Core Java

Java Fork and Join

In this tutorial, we will look at the Fork Join framework in Java with examples. It speeds up parallel processing by leveraging all processor cores with a divide and conquer approach.

The fundamental idea is the below algorithm from original Fork Join paper.

Result solve(Problem problem) 
{ 
if (problem is small)
directly solve problem 
else {
   split problem into independent parts 
   fork new subtasks to solve each part 
   join all subtasks
   compose result from subresults
} 
}

The framework provides efficient construction and management of task queues and worker threads. The heart of fork/join framework lies in its lightweight scheduling mechanics and work-stealing. Each worker thread maintains a queue that supports both LIFO and FIFO hence termed deque.

fork join java

By default, a worker thread gets tasks from the head of its own deque. When it is empty, the thread takes a task from the tail of the deque of another busy thread or from the global entry queue, since this is where the biggest pieces of work are likely to be located. This approach minimizes the possibility that threads will compete for tasks.

1. Fork & Join

Let us leverage the framework for generating a Fibonacci sequence. In mathematics, numbers in Fibonacci sequence are such that each number is the sum of the two preceding ones, starting from 0. So for example lets say if we had to print number 10 in the sequence we have to calculate number 8 and 9 in the sequence and add them up.

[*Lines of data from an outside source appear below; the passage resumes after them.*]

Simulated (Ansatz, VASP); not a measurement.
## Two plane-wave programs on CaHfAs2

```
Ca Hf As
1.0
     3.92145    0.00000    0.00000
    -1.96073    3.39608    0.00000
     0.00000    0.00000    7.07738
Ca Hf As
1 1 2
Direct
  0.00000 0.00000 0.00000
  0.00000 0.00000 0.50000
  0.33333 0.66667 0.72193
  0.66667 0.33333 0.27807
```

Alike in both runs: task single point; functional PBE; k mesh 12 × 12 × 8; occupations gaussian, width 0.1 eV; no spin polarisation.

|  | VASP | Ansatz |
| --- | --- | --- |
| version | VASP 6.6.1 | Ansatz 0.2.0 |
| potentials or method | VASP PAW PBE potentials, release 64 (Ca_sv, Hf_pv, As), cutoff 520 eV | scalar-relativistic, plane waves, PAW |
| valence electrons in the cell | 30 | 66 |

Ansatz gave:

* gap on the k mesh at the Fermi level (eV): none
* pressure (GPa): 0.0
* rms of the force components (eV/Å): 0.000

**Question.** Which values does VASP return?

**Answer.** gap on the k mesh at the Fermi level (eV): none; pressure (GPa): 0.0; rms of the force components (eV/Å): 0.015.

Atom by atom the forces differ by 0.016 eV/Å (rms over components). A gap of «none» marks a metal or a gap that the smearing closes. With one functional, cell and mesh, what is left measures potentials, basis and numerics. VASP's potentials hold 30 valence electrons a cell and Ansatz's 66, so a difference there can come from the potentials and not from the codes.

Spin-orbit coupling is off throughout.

import java.util.concurrent.ForkJoinPool;
import java.util.concurrent.ForkJoinTask;
public class Fibonacci extends ForkJoinTask<Integer> {

    private int input;
    private int sum = 0;

    public Fibonacci(int input) {

        this.input = input;
    }

    @Override
    public Integer getRawResult() {
        if (!isDone())
            return null;
        return sum;
    }

    @Override
    protected void setRawResult(Integer value) {
        this.sum = value;
    }

    @Override
    protected boolean exec() {
        if (input <= 5) {
            sum = seqFib(input);
            return true;
        }

        Fibonacci task1 = new Fibonacci(input - 1);
        Fibonacci task2 = new Fibonacci(input - 2);
        task1.fork();
        sum = task2.invoke() + task1.join();
        return true;
    }

    int seqFib(int n) {
        if (n <= 1)
            return n;
        return seqFib(n - 1) + seqFib(n - 2);
    }
  
  	public static void main(String[] args) {
        Fibonacci task = new Fibonacci(40);
        System.out.println(new ForkJoinPool().invoke(task));
    }
}

Running the above program produces the below result:

 102334155

This program just takes the sequence number to be printed as input using the constructor variable input. To implement the Fork/Join framework, our class must implement ForkJoinTask which ensures that ForkJoinPool can execute this task. We will discuss about ForkJoinPool in next section.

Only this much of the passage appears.